Course Notes of Peter Staab

This is where Symbolic Computation class notes are found.

Follow me on GitHub

Chapter 16: Data, Data everywhere

Data is ubiquitous these days and it is often crucial to analyze or plot the data. We’ve seen some basic plots in julia and now we work with some other datasets. We will mainly work with DataArrays and DataFrames in this section, which are part of the DataFrames package.

Data from other sources

In this chapter, we will be using data from a package called RDatasets, so it will need to be added. To do the plotting, we also need a package called StatPlots

Pkg.add("RDatasets")
Pkg.add("StatPlots")

and then type

using RDatasets, StatPlots

This package contains a few hundred freely available datasets. A list of the subpackages can be seen with

RDatasets.packages()

and then a listing of all of the datasets in each subpackage can be found with

RDatasets.datasets("datasets")

as an example.

Finally, let’s load the trees dataset from this to view:

trees=RDatasets.dataset("datasets","trees")

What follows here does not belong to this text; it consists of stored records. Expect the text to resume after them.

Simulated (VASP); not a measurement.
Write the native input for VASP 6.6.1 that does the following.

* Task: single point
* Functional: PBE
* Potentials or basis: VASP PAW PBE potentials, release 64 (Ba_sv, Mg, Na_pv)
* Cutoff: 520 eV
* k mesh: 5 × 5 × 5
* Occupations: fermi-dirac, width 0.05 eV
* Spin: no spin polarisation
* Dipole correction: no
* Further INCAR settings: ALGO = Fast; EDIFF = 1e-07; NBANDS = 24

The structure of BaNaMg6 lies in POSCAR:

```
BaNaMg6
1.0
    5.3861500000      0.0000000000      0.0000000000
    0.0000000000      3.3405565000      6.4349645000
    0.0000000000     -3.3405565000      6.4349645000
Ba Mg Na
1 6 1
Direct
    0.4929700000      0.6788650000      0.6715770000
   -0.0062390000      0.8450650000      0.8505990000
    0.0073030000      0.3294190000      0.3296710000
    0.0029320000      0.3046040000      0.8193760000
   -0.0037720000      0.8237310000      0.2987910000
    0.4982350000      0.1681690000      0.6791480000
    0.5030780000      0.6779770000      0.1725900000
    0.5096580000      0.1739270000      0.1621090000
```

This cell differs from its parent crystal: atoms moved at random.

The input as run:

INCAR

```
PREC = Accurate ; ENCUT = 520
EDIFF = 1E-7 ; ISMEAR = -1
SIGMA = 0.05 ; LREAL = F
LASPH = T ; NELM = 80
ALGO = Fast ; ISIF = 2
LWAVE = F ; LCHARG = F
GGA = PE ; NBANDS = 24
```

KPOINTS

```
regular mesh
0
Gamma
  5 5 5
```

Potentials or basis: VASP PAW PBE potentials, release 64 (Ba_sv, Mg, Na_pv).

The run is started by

We can perform a scatter plot of the Height and Volume columns of this data with

@df trees plot(:Height,:Volume,seriestype=:scatter)

which will give the following plot:

Plot of tree girth and height data

The Plots.jl advantage

You may notice that we are using the Plots package again and we did this using the StatPlots package which allows us to extend all of the plotting commands to data.

For example, we can also make a scatter plot,

@df trees scatter(:Height,:Volume,legend=false,title="Scatter Plot of Tree attributes",xlabel="height",ylabel="volume")

which is the same as a generic plot with the seriestype=:scatter option and generates the following

Plot of tree height to tree volume

Dataframes

Although it seems like arrays are a nature way to store data for data analysis, there is something called a dataframe that allows easier access.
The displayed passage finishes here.